How to create a context in your inspections
Whether you want to inspect a bridge, wind turbine or building with a drone, missing context is the biggest reason for your unsuccessful success.
In the wind turbine industry an "info sheet" has been used for a long time. It was held in front of the camera when the inspector hanged at the blade and took photos of the damage. The info sheet was filled with information about the wind turbine, the approximate position on the blade, and much other information.
A slow process, but it created value for the image and inspection.
Without this information, the image of the damage could in principle be on any blade on any wind turbine. And when you returned to the office after inspecting a whole wind farm, it became even worse to figure out which image belonged to which wind turbine - therefore useless without the information.
The same problem occurs if you have inspected a building facade. You have found damage to a window, but this window looks like the other 40 windows on the building. If you do not know exactly which window the damage is on, it's pure guesswork and useless.
With a drone inspection, you cannot hold an info sheet in front of the camera every time you take a picture. Since the images cannot be provided with information in other ways and lack context, inspections of larger objects have not yet been a success.
This is the primary reason why inspections are still being made with expensive alternatives such as lifts, scaffolding, and rope access.

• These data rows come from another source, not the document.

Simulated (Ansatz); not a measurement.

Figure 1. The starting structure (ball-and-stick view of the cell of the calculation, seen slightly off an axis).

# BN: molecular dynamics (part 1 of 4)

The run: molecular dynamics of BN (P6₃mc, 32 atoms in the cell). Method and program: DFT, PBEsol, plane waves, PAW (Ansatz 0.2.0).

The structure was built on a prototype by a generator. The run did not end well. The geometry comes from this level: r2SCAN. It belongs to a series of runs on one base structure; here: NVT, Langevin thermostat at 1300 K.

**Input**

Inspection Cloud obtains a lot of information from the images and places it all in context for you. You can see exactly where an image is captured in the context of the object along with the GPS position, height, and angle of the camera.
By marking a location on the image, the exact position is shown in a 3D Point Cloud of the object.
At the same time, you will see all other images that also include this location. This allows you to see the point from several angles, to better evaluate the scope of possible damage.